Me and my slides
I am cursed with either high expectations or awful slide making skills.

This graph is actually only partially correct (I don’t have until October to get it right). It leaves out the cycles where I add 10 slides in a half hour, then spend the next 3 hours rewording and reworking them until only 1 and a half are left. And then I repeat that cycle a few more times.
My New Year’s Resolution
I am a bit of a procrastinator.
Yes, yes, that doesn’t exactly make me special, but I’m talking specifics here. I’m a programmer, and a procrastinator. And that can mean troubles.
For the next year (and/or the first three weeks of January, whichever comes first), I’m going to automate/refactor/abstract any operation I do for the third time. I’ve noticed far too many insignificant hiccups in my workflow that go ignored. It’s just that the marginal cost of putting up with the annoyance is so much less painful than sitting down and writing the script (or a special commands, or option, or what have you). Maybe I’ll do it next week. And next week becomes next month. And now I’ve started to realize niggling annoyances that have gone on for years. Yes, years.
Let me give you two examples…
Oprofile
I use oprofile constantly.
sudo opcontrol --reset sudo opcontrol --start ./run_my_code sudo opcontrol --shutdown opreport -lt1
I’ve typed that out, in full, for probably close to 3 years now. Why? Other people have noticed. I’ve noticed. I’m pretty sure no less than two of my co-workers would have edited my aliases for me, if I had let them. Well, I finally sat down and wrote the 10 line python script that will do this (and a handful of other useful oprofile functions) for me. It took about 10 minutes. Sigh.
Emacs vs vi
I’ve always been an emacs fan. I probably always be. However, there is one part of vi that has always made me jealous. The name. vi is just such an amazingly easy name to type instead of the incredibly laborious emacs. As a young kid, I decided to fix this and I added an alias for my customized emacs launch as “em“. Yes, I aliased emacs to em. I’ve been using it for years. And it’s extremely stupid. Extremely, extremely stupid. It doesn’t take much thought to figure out why “em important_file.cpp” can become a disaster. (extra stupid note: compare the locations of the typo keys).
I know it’s stupid, and yet it continues. Every time I move my environment over to a new machine, I copy the alias over. Why? Because it’s always been there, and it’s on all my machines. Because I can’t fix it right now. I’ll fix it next time. Gah. It ends now. I will never type em again.
Inspiration vs Distraction
When the bug of inspiration bites, what do you do? Do you drop the old project and go for the new shiny one? Or do you ignore the urge?
I am one those of people who is constantly switching between my personal projects. I will work tirelessly on project A, and then on a certain Tuesday when the wind is blowing just right, I’ll suddenly lose all desire for project A and find a sudden and insatiable urge to work on project B. When inspiration strikes, it tends to be very difficult for me to ignore. My hard drive is consequently littered with half-starts, rough outlines, notes, and various ideas, bad and good, in various stages of completion.

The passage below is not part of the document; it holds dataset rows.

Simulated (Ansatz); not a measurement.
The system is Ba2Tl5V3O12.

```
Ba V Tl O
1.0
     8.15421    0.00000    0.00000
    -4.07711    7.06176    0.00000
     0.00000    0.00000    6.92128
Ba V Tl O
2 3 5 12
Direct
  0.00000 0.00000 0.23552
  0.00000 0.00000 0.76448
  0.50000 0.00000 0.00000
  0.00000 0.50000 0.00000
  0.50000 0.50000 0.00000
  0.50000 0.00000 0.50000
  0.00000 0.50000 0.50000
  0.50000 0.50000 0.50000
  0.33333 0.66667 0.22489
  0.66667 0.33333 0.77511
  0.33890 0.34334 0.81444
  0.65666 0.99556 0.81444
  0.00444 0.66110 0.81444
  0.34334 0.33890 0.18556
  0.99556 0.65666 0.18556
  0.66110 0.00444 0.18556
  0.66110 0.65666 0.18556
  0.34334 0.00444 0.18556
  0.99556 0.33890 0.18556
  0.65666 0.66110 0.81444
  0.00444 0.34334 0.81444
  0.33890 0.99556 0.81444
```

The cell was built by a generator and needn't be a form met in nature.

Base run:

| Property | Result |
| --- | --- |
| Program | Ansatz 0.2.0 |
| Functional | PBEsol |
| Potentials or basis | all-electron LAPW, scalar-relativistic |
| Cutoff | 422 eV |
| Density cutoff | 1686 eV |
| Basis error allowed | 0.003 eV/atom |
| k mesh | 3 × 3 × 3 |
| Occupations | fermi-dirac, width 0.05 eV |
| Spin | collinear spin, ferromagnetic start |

This brings up the interesting question as to what the preferred state of affairs is. Should I be more disciplined and learned to ignore the grass-is-always-greener syndromes, or should I go with my own fickle whims? Am I perpetually distracted by these flirtations of inspiration, or is this, in some way, healthy? Given that I almost always chose to drop the old clunker and work on the new thing, you could certainly read into my character quite a bit, if you wanted. Maybe I am too fickle. Maybe I am easily distracted. Maybe I’ll never actually accomplish any of these things. Maybe. I see it another way.
Most projects get exactly one burst of effort before permanent abandonment. Some problems though, I find myself coming back to time and again. I view this particular mechanism as healthy. It’s a natural selection of my ideas. May the fittest survive. This is why I don’t really feel guilty for dropping yet-another half-started project and starting something new. If the idea survives a few months off, it’s probably worth keeping. If it doesn’t, so be it.
Embrace the distraction
So in that vein, I’ve put on hold several slightly boring personal projects for a shiny new one. I’m writing a game. Oh this will end well. I’ve spent the last three weekends tearing apart the UDK to learn how it works and over that time I’ve put together this spectacularly early prototype:
So here’s to another distraction.
Unplanned planning
Here are some rectangles:
struct irect {int top; int bot; int left; int right;};
struct frect {float top; float bot; float left; float right;};
Now, given those rectangles, you are asked to write a conversion from irect to frect.
struct frect convert (struct irect i) {
struct ans = {(float) i.top, (float) i.bot, (float) i.left, (float) i.right)};
return ans;
}
This might at first seem like a reasonable answer but… it’s almost certainly not.
The problem
What is the area of a rectangle with corners (0.0,0.0) and (10.0,10.0)?
Now, how many pixels are in an image with bounds (0,0) to (10,10)?
Hopefully, your answers disagreed (or at least you can see how they could disagree). In our field, we deal with images. Lots and lots of images. One of the most fundamental data structures you can possibly imagine when dealing with images is the lowly rectangle. For us, a rectangle is a region of an image. And it’s this role, as a region, that creates all kinds of pain and heartache.
We can more clearly isolate the problem by asking what is the lower-right hand corner of the above integer rectangle? Well, it depends on exactly what we mean by the lower-right hand corner. If you want to know where to look in memory for the lower-right hand corner pixel information, the answer is (x=10,y=10). If you wanted to know the Cartesian coordinate of the true lower right-hand corner, the answer would be (x=11, y=11).
The solution?
The difficulty here is the conflation of two separate ideas into the same form. First we have the integerized “point” on the cartesian plane, and then we have the 1×1 region known as a “pixel” and specified by its index. How should pixel indices convert to the cartesian plane? Put another way, should an integer rectangle (0,0)x(10×10) have an area of 100 or 121? This is, to some extent, a question of convention. If you pick one, and are consistent, everything will work out fine. However, almost certainly, for your application, one convention will result in cleaner code.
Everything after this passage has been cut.